Last fall I posted my 2014 post harvest marketing plans. My approach was conservative and, with spring approaching, I thought it would be a good time to share an update on my progress.
Corn: Carrying charges were large at harvest and I like selling large carries. In late October, cash corn prices were 55 cents under the nearby December corn futures contract. The carry to the Jul’15 contract was nearly 30 cents. In other words, the harvest basis for corn was 85 cents under the July contract – I sold the carry with expectations of the basis narrowing to 30 cents under by May or June of this year. Recently, the basis for corn has been quite strong, despite ample stocks in the country. Today, the basis for corn is trading at 30 cents under the May contract, or 36 cents under the July – just 6 cents from my target. I am reasonably confident of reaching my target in the next several months.

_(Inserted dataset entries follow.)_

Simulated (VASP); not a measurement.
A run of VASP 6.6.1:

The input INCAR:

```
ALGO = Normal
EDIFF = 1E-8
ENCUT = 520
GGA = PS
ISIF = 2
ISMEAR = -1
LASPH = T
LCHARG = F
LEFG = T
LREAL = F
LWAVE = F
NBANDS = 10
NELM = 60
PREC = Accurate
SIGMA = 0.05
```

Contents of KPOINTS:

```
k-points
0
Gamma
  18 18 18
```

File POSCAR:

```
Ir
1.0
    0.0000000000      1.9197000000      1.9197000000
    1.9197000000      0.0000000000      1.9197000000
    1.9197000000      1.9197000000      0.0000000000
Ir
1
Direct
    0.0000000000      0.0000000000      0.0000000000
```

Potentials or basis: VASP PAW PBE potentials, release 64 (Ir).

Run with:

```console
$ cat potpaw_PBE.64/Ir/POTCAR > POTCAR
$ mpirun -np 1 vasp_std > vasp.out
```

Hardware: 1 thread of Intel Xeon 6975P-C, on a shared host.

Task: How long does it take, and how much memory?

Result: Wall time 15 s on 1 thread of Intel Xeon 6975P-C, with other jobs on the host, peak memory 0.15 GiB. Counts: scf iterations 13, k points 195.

Soybeans: Carrying charges in the soybean market were also modestly large, and I chose to sell the carry (store soybeans and sell the May futures contract). At harvest, the cash price of soybeans in Southern Minnesota was 98 cents under the May contract. Like corn, I thought an expectation of 30 cents under the May was a reasonable objective. Currently, the soybean price is at 60 cents under the May contract, and the prospects for 30 cents under by the end of April are slim.
I also chose to hold some bushels unpriced and I met my price objectives in the late fall price rally, making two small sales at $9.74 and $9.82/bu.
HRS Wheat: At harvest in August, carrying charges were also large in the wheat market (Do you sense a common theme in all three markets? Large crops lead to low prices and large carrying charges.) Late last summer, wheat prices were 30 cents under the nearby September contract and 64 cents under the Jul’15 wheat contract. I sold the July contract and set ambitious sights on a 0 basis (option price the July contract) by spring. We are almost there – wheat in the Red River Valley is trading at option price the May contract, or 6 cents under the July. I am confident of reaching my original objective in the next 2-3 months.
In summary, the basis gains in corn and wheat have been quite impressive. Soybeans, on the other hand, are lagging behind. This should not be too surprising, as we are dealing with the largest soybean stocks in a decade.